The following specification describes and ascertains the nature of this invention and the manner in which it is to be performed

Field of the invention
[0001] The present disclosure relates to a method and a system to detect an object in an image

Background of the invention
[0002] There are several approaches for deep neural network-based object detection in an image. However the same requires a large amount of data. Further, the present methods in this field , where the target object forms only a smaller portion of the image, are ineffective in producing good results.

[0003] An object detection Machine learning (ML) model can be trained using few target images with data augmentations or by generating synthetic data, where, targets can be detected using trained models. However, this takes large number of training cycles in addition to being time consuming and expensive.

[0004] To mitigate this expensive process of training cycles and overfitting, a feature-similarity based method- to collect data points that are similar to a target object- is adopted. There are many methods to train a feature model and retrieve an image using the trained feature model for “image level” targeted data collection, however, traditional image feature training cannot be used for “object level” feature training.

[0005] The paper by Bor-Chun Chen, Zuxuan Wu, Larry S.Davis, Ser-Nam Lim “Efficient object embedding for spliced image retrieval”, uses pretrained image level feature network and region of interest (ROI) pooling to generate embeddings for object.

[0006] In the present disclosure, instead of learning the features of a box of a region of interest (ROI) of an image , object features are learned at ‘crop level’ to generate more robust features. This reduces the complexity of overall leaning by the model as all the irrelevant information is removed.

[0007] A teacher model or a downstream model learns features of cropped objects (at object level). The trained downstream model (teacher model) trains a detector model (student model) or an object level feature extractor model through knowledge distillation. By dividing the training methods in two different steps, the feature learnability for object level feature model is simplified.
[0008] Optionally, multiple use-case (classes) specific teacher models can be used to distill knowledge into the detector model (student model) thereby optimizing the feature extraction method disclosed.

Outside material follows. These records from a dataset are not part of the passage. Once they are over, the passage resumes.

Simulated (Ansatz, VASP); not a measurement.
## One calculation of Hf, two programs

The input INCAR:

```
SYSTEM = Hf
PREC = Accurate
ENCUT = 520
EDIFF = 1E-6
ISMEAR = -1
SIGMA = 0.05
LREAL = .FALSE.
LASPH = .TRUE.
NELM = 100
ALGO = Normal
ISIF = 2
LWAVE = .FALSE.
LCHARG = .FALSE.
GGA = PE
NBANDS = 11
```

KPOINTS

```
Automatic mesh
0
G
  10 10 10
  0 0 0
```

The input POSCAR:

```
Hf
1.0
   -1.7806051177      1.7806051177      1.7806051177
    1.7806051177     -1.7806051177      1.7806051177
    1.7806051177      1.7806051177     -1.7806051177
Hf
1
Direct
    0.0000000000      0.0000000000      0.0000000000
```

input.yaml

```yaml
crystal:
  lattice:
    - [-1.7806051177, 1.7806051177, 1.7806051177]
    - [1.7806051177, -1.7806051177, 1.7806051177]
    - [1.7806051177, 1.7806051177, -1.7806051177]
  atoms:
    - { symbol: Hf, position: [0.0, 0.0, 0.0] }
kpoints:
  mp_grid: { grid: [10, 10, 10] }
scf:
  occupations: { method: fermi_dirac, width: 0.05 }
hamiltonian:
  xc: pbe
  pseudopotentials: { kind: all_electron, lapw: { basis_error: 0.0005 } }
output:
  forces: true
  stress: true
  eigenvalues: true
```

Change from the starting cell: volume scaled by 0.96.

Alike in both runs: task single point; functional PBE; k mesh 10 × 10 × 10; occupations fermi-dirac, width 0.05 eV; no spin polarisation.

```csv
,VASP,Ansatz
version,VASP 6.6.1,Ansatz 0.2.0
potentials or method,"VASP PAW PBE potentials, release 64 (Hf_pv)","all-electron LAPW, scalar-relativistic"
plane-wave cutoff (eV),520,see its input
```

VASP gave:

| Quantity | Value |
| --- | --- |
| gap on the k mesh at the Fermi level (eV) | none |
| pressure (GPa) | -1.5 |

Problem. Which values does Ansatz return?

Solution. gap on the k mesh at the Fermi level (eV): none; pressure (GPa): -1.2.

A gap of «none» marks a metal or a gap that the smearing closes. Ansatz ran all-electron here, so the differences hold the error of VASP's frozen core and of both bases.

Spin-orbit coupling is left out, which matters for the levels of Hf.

Brief description of the accompanying drawings
An embodiment of the invention is described with reference to the following accompanying drawings:
[0009] Figure 1 depicts a system to detect an object in an image
[0010] Figure 2 depicts the elimination of duplicate features between a query image and a feature map, detected by the detector model during an inference.
[0011] Figure 3 depicts a flowchart of the method to detect an object in an image.

Detailed description of the drawings

[0012] Referring to Figure 1, same depicts a processor (100) for object detection in an image
[0013] The processor (100) may be a computing system found in a wide range of electronic device types to process signals and/or states representative of a diverse of content types for a variety of purposes. Examples of the processor 100 may include, but are not limited to, a laptop, a notebook computer, a desktop computer, a server, a cellular phone, a digital camera, a personal digital assistant, and a wearable electronic device.
[0014] In an example, the processor 100 includes a storage device 101. The storage device may include any non-transitory computer-readable medium including, for example, volatile memory, such as static random-access memory (SRAM) and dynamic random-access memory (DRAM), and/or non-volatile memory, such as read only memory (ROM), erasable programmable ROM, flash memories, hard disks, optical disks, and magnetic tapes.
[0015] In an example, the processor 100 includes interface(s) 102. The interface(s) 102 may include a variety of interfaces, for example, interface(s) 102 for users. The interface(s) 102 may include data output devices. The interface(s) 102 may facilitate the communication of the processor 100 with various communication and electronic devices.
[0016] In an example, the interface(s) 102 may enable wireless communications between the processor 100, such as a laptop, and one or more other computing devices (not shown).
[0017] In an example, the processor comprises a Downstream model (103) and a detector model (104).
[0018] The Downstream model(103) or a teacher model is built by the processor as a trained convolutional neural network (CNN). The processor takes a training data as input, wherein, target objects are cropped out (or sliced out) of plurality of images and fed into a CNN to train a teacher model or a downstream feature extractor model . The training data for the teacher model is prepared by cropping the target object out of plurality of images.
[0019] In an example, the training data may be balanced by a data balancer (to balance the data in terms of inputs of each class either by oversampling the less common classes or under sampling the common classes) and a data augmentation (obtaining new data points from existing data) may be performed.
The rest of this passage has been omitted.